Wednesday, March 21, 2012

"It's all just bit-flipping and timing"

This was stated to me by a coworker at my first job. It was at a formative moment in my life: getting ready to start college, working at a then-startup doing data entry and computer repair, and learning to program in C++ in my spare time. My coworker said this while I was shoulder-surfing his efforts to program an embedded computer to display text on a small serial-driven LCD screen. He was effectively instructing the computer to set particular bits on the display (bit-flipping) at specific times (timing). It's all just bit-flipping and timing...

Four years later I was taking CSSE 380, Organization of Programming Languages, learning Scheme and writing continuation-passing interpreters with garbage collection and static type checking. Which is to say, bending my mind on a nightly basis. (I recall discussing with my roommates - also in the class - starting a band called Dr. Scheme and writing heavy metal songs that always ended in "cond, lambda, define!" But I digress...)

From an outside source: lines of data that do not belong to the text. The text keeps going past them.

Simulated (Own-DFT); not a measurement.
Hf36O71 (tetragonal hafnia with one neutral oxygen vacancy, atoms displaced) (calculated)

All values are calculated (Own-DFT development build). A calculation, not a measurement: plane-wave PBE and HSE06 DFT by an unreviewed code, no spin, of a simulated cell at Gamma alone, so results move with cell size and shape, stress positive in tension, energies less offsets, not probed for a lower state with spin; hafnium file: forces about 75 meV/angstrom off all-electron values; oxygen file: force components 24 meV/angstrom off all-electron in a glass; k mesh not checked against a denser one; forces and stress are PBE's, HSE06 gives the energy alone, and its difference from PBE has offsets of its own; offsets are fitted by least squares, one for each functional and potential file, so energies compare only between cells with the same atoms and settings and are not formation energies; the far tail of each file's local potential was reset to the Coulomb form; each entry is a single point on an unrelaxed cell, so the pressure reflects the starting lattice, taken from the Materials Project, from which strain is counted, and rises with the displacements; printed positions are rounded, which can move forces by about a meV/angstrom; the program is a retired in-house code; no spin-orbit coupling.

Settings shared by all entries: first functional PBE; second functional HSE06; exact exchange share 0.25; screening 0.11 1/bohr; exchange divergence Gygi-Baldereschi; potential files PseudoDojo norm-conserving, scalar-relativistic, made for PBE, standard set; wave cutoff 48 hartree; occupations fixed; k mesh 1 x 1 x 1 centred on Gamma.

Looking back on it now, that course wasn't really about learning Scheme, nor was it about coding garbage collection or type checking. It was about arriving at the fundamental realization that under the hood of the language compilers and interpreters we use on a daily basis lives an amazing paradox. Each one is a transformation on some language, turning it into yet another language (e.g., assembler) or into a sequence of operations performed immediately within that very transformation, producing a final result. And what is amazing is that these transformations are often built using the very language they transform! One can craft a Scheme interpreter in Scheme, using Scheme lists to represent Scheme code. Likewise (with a bit of parsing), one can write a C compiler in C. It was recognizing the duality of a program represented as code (text) and textual strings that can be manipulated in a programmatic way that opened my eyes to a part of what really goes on inside a computer.

Suddenly, the magic of a programming language, hand-crafted by wizards in underground dwellings, was transmuted into a very real, if not easy, undertaking that even us wee burgeoning Computer Scientists could approach. All of the abstractions that we took for granted when hitting the Compile button boiled down into the "bit-flipping and timing" of compilation and interpretation. I would call this a transformative moment in my Computer Science education, where my understanding of the discipline underwent a fundamental shift. And over time, I have come to recognize other moments in a CS education that bear this same mark.